This is a very interesting perspective on neural networks, is it novel? I've nev...

gajomi · on April 9, 2014

There is large body of work from the mid 1980s and early 1990s that addresses the question of hardness, sensitivity and robustness from various statistical physics/computer science collaborations. Of course, it is still ongoing, but that was a big period. The basic thrust of this program is to take methods from statistical mechanics and use them calculate not just worst case complexity, but also average case, best case, and everything in between. It is hard to think of a reference to end all references, but as far as books go you might want to check out: http://www.amazon.com/The-Nature-Computation-Cristopher-Moor.... For an article that briefly addresses some results related to kSAT there is: http://www.cs.cornell.edu/selman/papers/pdf/99.nature.phase.....

tlarkworthy · on April 9, 2014

I have seen Riemann geometry applied to neural networks. Basically the state space is curved, so you can speed up learning if take the curvature into account when sampling in the space of possible neural nets. (you want to explore the hypothesis space evenly)

Information geometry for Neural networks, 1998, Daniel Wagenaar:-

http://www.danielwagenaar.net/res/papers/98-Wage2.pdf

ejenk · on April 9, 2014

I think the author has confused NP with NP-hard (or NP-complete). Indeed, it is extremely unlikely that the unknottedness problem is NP-complete, as it is already in NP ∩ co-NP (assuming the generalized Riemann hypothesis). Furthermore, we know that the problem of computing many knot invariants is "only" BQP-complete, so it's possible that unknottedness is in BQP (i.e., efficiently solvable by quantum computers), though I don't know the expert opinion on this.

ot · on April 9, 2014

Indeed I read that as NP-complete. That's very interesting, do you have any references on it? Even if knots are ruled out, there might be hard topological decision problems that can be reduced to linear separability under homeomorphism, maybe in higher dimension.

tgflynn · on April 9, 2014

I think machine learning boils down to 2 fundamental issues:

1) Having a model class that is powerful enough to represent the data.

and

2) Being able to find a "good enough" optimal solution over that model class.

In principle over-fitting can be addressed through the choice of the particular optimization criteria in (2).

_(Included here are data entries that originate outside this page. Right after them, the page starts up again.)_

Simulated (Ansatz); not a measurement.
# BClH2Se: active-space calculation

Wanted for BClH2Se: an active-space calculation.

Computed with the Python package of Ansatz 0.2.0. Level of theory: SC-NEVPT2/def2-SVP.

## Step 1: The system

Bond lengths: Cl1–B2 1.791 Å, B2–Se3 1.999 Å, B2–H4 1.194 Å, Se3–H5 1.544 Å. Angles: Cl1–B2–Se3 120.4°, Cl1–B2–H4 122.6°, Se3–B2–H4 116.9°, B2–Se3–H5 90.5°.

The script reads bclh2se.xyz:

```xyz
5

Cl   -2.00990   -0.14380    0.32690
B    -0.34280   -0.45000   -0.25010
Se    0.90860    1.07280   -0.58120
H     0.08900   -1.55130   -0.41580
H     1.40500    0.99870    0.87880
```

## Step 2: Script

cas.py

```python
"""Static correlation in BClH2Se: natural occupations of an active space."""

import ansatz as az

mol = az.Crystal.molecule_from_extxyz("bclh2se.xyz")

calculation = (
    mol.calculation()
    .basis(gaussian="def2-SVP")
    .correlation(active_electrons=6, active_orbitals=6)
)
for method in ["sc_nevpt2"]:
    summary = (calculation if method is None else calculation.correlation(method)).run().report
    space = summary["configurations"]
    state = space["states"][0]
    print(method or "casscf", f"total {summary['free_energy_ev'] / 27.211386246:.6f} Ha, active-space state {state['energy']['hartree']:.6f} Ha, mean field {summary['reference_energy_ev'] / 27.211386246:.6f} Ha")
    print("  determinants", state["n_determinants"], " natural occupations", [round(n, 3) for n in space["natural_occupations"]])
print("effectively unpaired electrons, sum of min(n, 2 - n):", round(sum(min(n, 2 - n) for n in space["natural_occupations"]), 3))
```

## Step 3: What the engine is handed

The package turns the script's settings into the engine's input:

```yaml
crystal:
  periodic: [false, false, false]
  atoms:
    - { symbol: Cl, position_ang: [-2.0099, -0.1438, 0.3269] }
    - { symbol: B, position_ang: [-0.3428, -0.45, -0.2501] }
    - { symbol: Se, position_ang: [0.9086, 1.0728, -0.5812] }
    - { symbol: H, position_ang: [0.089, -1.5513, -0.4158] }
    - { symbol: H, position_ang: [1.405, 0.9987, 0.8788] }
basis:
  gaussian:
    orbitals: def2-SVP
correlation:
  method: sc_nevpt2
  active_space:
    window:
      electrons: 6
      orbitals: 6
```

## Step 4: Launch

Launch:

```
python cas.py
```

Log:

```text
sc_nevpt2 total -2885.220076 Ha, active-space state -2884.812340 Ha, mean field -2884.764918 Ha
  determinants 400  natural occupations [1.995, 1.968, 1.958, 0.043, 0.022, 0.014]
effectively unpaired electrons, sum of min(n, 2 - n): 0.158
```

Neural networks are used because they are powerful enough to represent many data sets of interest and because there exist good algorithms for finding LOCAL optima.

Unfortunately they are complex non-linear, non-convex functions and hence finding a global optimum is most likely NP-hard.

We are left then with the heuristic of hoping that the local optima we are able to find are "close enough" to the global optimum to meet our needs.

This seems to work reasonably well for certain types of problems, like image classification, where the underlying data possess a certain simplicity or "smoothness", but less well for other problems, like logic problems where good and bad solutions may not be "near by" in any sense that the local optimization algorithms are able to discover.